Operation Albion, Part One
By Mike Bennighof, Ph.D.
August 2021

By the fall of 1917, the Russian Empire had suffered a revolution, repeated military defeat, and massive losses in soldiers killed, wounded and captured. The Provisional Government had attempted to keep Russia in the First World War for the past half-year, but now another revolution seemed imminent. The Imperial German Army’s leadership wanted to conquer Russia’s Baltic provinces before the Empire collapsed, to bolster their demand for them at any subsequent peace conference. Holding the Baltic coast would, according to Field Marshal Paul von Hindenburg, “secure our left flank in the next war.”

In September, Gen. Oskar von Hutier’s Eighth Army unveiled what would become known as “stosstaktik” in the capture of Riga. The new methods included infiltration tactics, the use of fire teams for battlefield support, and closer artillery-infantry cooperation. Riga, a major city with a very large port, could be used to support further advances if its port could be opened to German traffic. if not, it would become a burden rather than an asset, as the Germans would have to supply its civilian population over an already-overtaxed railroad network. The Army asked its sister service to open the way for seaborne traffic. Thus was hatched Operation Albion, the attempt to seize the islands of Dago, Osel and Moon and the basis of one of the larger Baltic Sea scenarios in our Great War at Sea: Jutland game.

In most nations, considerable rivalry develops between the armed forces as they compete for prestige and, most importantly, funding. Imperial Germany lavished funds on both its services during the years before the war, creating fewer political problems between them compared to those of other countries or Nazi Germany a generation later. The nature of the war gave few opportunities for joint operations, but the Navy had acceded to all the Army’s requests for fire support along the Baltic coast and had been very cooperative during the recent advance. And the admirals began serious planning when asked to make Riga available to German supply ships.

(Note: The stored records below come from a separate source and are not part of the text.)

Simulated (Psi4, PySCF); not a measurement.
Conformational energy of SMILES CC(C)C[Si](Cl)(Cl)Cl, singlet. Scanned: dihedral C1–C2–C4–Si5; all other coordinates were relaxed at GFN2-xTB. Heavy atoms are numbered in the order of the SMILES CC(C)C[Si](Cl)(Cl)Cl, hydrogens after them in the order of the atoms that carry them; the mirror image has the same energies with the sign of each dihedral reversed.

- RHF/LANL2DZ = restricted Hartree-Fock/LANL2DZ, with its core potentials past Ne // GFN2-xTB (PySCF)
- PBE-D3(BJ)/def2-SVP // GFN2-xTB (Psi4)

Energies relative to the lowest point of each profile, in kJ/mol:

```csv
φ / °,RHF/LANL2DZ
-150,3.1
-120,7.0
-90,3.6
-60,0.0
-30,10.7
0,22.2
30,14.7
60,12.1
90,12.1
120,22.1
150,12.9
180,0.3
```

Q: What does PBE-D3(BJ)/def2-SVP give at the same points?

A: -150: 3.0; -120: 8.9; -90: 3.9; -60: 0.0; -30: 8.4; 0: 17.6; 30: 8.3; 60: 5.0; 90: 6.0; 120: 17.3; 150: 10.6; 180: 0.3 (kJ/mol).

Gulf of Riga, the seat of war in September-October, 1917.

Riga, the capital of modern Latvia, sits at the southern end of the Gulf of Riga. The Gulf is wide and fairly shallow, and “plugged” across its northern end by the island of Saaremaa, in 1917 usually called Osel. The Irben Strait connects the Gulf with the Baltic Sea to the south of Osel, and to its east runs the Suur Strait. The island of Dago lies north of Osel across Soele Sound, with the much smaller island of Moon to the east between Osel and the Estonian mainland. Moon Sound runs between Dago and the mainland as an extension of the Suur Strait.

The Russian Navy had just completed dredging a channel through the Suur Strait deep enough for large transports and major warships, to allow them to slip supply convoys to Riga through protected waters. The Germans suspected this, but they would be running their own traffic through the Irben Strait.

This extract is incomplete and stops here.